On 10 December 2020, TRACFIN published its “Money laundering and terrorist financing risks analysis and trends report” (hereinafter “the Report”) for the year 2019-2020.
Indeed, each year, in addition to its activity report, TRACFIN[i] publishes a report which analyzes the risks of money laundering and terrorist financing (hereinafter “ML/FT”). The purpose of such report is to assess, identify, and understand the ML/FT risks set out in Recommendation No. 1 of the Financial Action Task Force (FATF) standards[ii] and in Article 7 of the fourth European anti-money laundering directive[iii].
The first part of the Report provides an overview of the main ML/FT risks, analyzing which economic sectors are associated with the greatest number of suspected offences and the main offence threats[iv]. In its second part, the Report analyzes in detail three sectors of activity which carry high risks of ML/FT: real estate, art and professional sports[v]. Finally, the third part of the Report, anticipates the risks of ML/FT related to new technologies in the financial sector, such as crypto assets[vi], and it also presents the development of new ML/FT channels generated by the digitalization of payment services[vii].
TRACFIN has been ringing alarm bells about the risks of crypto assets since 2015[viii], but this fear is now more than ever justified since the fraudulent use of crypto assets for money laundering has been accelerating in recent years[ix].
In this respect, the Report states that the use of payment and electronic money services, whether by using physical payment media (prepaid cards or coupons), online payment accounts or electronic money, combined with the use of crypto assets, is now a confirmed trend observed in most of the money laundering schemes processed by TRACFIN[x]. Very recently, the President of the European Central Bank, Christine Lagarde, confirmed that bitcoin was a highly speculative asset that enabled money laundering activities[xi].
In addition, the Report states that the association of electronic money and digital assets is becoming a new source for terrorist financing. TRACFIN notes that an important number of the payment and electronic money service providers operate in France[xii] under the European passport[xiii] which is causing difficulties due to the lack of harmonization at the European level[xiv]. Therefore, TRACFIN recommends: (1) systematizing the appointment of permanent representatives and controls on electronic money distributors and payment agents operating in France through the European passport, (2) encouraging the establishment of a single body of anti-money laundering and counter-terrorist financing rules and of a harmonized European supervision[xv].

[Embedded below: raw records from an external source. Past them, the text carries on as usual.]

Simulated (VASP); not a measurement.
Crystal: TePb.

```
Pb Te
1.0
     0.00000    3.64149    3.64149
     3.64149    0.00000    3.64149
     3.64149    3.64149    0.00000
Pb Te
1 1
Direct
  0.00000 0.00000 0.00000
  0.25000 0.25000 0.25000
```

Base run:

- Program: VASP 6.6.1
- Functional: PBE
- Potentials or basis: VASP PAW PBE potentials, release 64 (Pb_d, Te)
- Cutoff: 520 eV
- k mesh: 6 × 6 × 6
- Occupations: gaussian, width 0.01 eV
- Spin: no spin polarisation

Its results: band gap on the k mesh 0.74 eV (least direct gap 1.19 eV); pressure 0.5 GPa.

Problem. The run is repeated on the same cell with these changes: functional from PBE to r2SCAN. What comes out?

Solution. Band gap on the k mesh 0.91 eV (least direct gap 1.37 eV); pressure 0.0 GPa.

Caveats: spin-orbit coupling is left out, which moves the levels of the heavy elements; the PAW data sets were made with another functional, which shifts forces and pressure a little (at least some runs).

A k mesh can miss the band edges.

TRACFIN also points out that, despite legislative and regulatory changes[xvi], the use of physical payment medium charged in electronic money still presents flaws since it allows anonymity in certain cases[xvii], and suggests: (1) identity checks from the first euro for any electronic money medium converted into crypto assets when loaded with cash and anonymous electronic money, (2) a ban on anonymous crypto asset accounts[xviii].
Finally, TRACFIN raises the new emerging ML/FT risks in the crypto assets sector, which are mainly fundraising in the form of Initial Coin Offering (ICO)[xix], the development of global stable coins[xx] and the extensive deployment of payment services by Big Tech[xxi].
Consequently, it appears that, given the risks of ML/FT raised by TRACFIN regarding the increased development of crypto assets, a specific legal regime must be put in place as soon as possible. At the national level, several texts have been adopted since the publication of the Report[xxii], but at the European level, there is currently no specific legislation for crypto currencies. However, as the European Commission is aware of the need to address the issue, it proposed, on 24 September 2020, a specific regulation to be expected in 2024, that has been discussed by the Council for the last time on 3 March 2021[xxiii].